Tech Selloff Hints at Deep Cracks in Glamour Stocks

It has been a rough several months for U.S. stocks. While broad market averages are down, they obscure the extent of the wreckage. Not even the technology-heavy Nasdaq Composite Index, which has tumbled more than the better-known S&P 500 Index and Dow Jones Industrial Average, tells the whole story.

What has happened is that glamour stocks — shares of highly valued, rapidly growing companies with little or no profits — have taken a beating: not a correction, not a bear market selloff but declines of a magnitude that typically accompany financial meltdowns and other crises. Many of the hardest-hit stocks have been those of companies trumpeted in the latest Wall Street lingo as “disruptive innovators” poised to achieve “exponential growth,” such as telemedicine company Teladoc Health Inc., streaming platform Roku Inc. and video-conferencing provider Zoom Video Communications Inc. Rarely mentioned is the data showing that glamour stocks are most often a losing bet.

Their recent collapse is truly staggering. I broke out the Russell 3000 Index — roughly the 3,000 largest U.S. stocks by market value — into quintiles based on analysts’ consensus profit margins for the current fiscal year. The median decline from 52-week high for the stocks in the most profitable quintile was 15% through last week. The losses deepen with each successive quintile, landing at a median decline of 59% for the least profitable group.

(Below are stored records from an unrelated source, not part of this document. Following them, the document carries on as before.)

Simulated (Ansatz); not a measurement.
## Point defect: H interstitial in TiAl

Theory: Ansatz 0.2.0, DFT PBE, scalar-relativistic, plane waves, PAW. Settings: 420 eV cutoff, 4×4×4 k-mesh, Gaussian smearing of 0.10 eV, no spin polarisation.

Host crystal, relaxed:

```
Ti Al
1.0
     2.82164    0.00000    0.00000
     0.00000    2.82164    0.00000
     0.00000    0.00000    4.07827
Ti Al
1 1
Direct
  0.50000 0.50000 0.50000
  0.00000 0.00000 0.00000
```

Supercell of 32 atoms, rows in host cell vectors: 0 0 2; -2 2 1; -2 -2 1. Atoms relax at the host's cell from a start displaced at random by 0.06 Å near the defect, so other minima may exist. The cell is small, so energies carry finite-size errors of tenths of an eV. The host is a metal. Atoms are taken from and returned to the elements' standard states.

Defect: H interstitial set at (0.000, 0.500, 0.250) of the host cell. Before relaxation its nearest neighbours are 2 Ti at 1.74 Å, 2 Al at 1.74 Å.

The results are similar when sorting companies on valuation. I also divided the Russell 3000 into quintiles based on last year’s price-to-book ratio. I’m using book value rather than earnings, cash flow or sales because hundreds of companies in the index lose money, and many of them bleed cash or have nominal or no revenue. The median decline from 52-week high for the cheapest quintile was 16%. And like profitability, the losses grow with each successive quintile, arriving at a median decline of 33% for the most expensive companies.